Interface induced spin-orbit interaction in silicon quantum dots and prospects of scalability

Dr Kok Wai Chan
4pm Thursday 11 May 2017
CQC2T Conference Room, Level 2, Newton Building J12, UNSW Kensington Campus

Silicon (Si) quantum dots (QD) have been among the most prominent candidates for implementing spin based qubits with a potential for scalability, due to their exceptional coherence times and industry standard fabrication process. To build a large-scale quantum computer with Si QDs, we must address any dot-to-dot variations that can cause randomness in qubit operations.
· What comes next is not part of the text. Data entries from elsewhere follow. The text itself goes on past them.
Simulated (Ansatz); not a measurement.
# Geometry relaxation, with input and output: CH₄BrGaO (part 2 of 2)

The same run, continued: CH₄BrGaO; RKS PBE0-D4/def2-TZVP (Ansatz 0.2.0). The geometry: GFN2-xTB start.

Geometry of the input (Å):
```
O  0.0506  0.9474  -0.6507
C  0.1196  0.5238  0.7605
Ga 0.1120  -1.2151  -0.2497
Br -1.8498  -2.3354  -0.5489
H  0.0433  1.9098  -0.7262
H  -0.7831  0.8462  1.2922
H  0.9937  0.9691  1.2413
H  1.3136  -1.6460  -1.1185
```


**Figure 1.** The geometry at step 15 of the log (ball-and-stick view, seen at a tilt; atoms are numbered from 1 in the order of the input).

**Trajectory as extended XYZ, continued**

In this work, we identify the presence of monoatomic steps at the Si/SiO2 interface as a dominant source of variations in the electron g-factors, which will cause qubit-to-qubit variability in the single qubit spin resonance frequencies. We compare our theoretical predictions with experiments on QDs at a Si/SiO2 interface, in which we observe significant differences in Stark shifts between QDs in two different samples, with varying dephasing times. More importantly, from our calculations we show that by employing the anisotropic nature of the spin-orbit interaction in a Si QD, we can minimise and control these variations. Ultimately, we predict an increase in the dephasing time of the Si QD spin qubits by at least an order of magnitude, by aligning the external DC magnetic field towards specific crystal orientations.